In This Guide
- Why Relational Databases Still Win
- Schema Design: Tables, Columns, and Data Types
- Normalization: 1NF, 2NF, 3NF Explained Simply
- Relationships: One-to-One, One-to-Many, Many-to-Many
- Indexes: The Key to Query Performance
- The 5 Most Common Database Design Mistakes
- Database Migrations: Changing Schemas Without Breaking Things
- Frequently Asked Questions
Key Takeaways
- Start normalized, denormalize with evidence: Design your schema in 3NF first. Only denormalize when you have evidence of a specific performance problem that normalization causes. Premature denormalization is the most common schema design mistake.
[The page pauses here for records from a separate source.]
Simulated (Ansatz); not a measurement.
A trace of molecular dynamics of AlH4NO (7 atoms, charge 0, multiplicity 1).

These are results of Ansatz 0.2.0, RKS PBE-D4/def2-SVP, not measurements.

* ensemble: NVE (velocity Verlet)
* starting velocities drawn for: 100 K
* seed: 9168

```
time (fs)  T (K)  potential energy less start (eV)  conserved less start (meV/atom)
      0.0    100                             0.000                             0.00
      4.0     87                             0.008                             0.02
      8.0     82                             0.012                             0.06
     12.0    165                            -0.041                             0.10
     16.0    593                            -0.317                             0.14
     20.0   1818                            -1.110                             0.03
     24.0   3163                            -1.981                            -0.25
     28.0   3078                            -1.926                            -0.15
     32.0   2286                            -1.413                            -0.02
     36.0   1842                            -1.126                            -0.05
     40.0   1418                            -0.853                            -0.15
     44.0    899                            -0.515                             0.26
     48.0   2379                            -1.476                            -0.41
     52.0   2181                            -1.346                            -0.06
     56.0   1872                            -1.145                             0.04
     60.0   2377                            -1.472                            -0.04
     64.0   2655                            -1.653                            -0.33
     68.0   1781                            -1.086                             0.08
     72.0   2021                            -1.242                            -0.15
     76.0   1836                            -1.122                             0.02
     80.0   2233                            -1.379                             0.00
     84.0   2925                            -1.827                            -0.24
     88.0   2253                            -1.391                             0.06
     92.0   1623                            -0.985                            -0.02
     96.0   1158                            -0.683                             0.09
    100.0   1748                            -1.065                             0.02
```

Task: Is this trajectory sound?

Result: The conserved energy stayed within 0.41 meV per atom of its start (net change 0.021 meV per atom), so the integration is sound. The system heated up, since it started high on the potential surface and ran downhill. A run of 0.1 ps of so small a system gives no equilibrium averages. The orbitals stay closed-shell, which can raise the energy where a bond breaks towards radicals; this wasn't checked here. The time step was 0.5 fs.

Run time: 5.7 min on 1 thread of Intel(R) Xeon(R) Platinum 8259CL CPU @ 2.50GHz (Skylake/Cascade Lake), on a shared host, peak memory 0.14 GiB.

- Choose data types carefully: Use the most specific data type for each column. VARCHAR(255) for everything is lazy and causes real problems — you cannot validate formats, you lose type-based query optimization, and you allow invalid data.
- Index foreign keys and query predicates: Every foreign key column should have an index. Every column that appears in a WHERE or ORDER BY clause in a high-frequency query should have an index. Unindexed foreign keys cause sequential scans on JOIN operations.
- Migrations over manual changes: Never modify a production database schema manually. Use migration tools (Flyway, Liquibase, Prisma Migrate, Alembic) to version and automate schema changes. Migrations are reversible; manual changes are not.
Bad database design is the most common cause of application performance problems that cannot be fixed without a rewrite. The wrong schema creates inefficient queries that no amount of indexing can fully compensate for, data integrity issues that compound over time, and migration costs that grow with every feature addition.
Good database design is a learnable skill with well-established principles. This guide covers the fundamentals: normalization, relationships, indexing, and the specific mistakes that cause the most pain in production systems.
Why Relational Databases Still Win
Relational databases (PostgreSQL, MySQL, SQL Server) remain the right default for most applications in 2026 because they provide ACID guarantees, enforce data integrity through constraints, and support complex queries through a mature, standardized query language (SQL).
ACID properties:
- Atomicity: A transaction either completes fully or not at all. No partial updates.
- Consistency: Transactions bring the database from one valid state to another. Constraints (foreign keys, unique, check) are enforced.
- Isolation: Concurrent transactions behave as if they ran sequentially. No dirty reads or phantom reads at appropriate isolation levels.
- Durability: Committed transactions persist even through system failures. The WAL (write-ahead log) ensures this.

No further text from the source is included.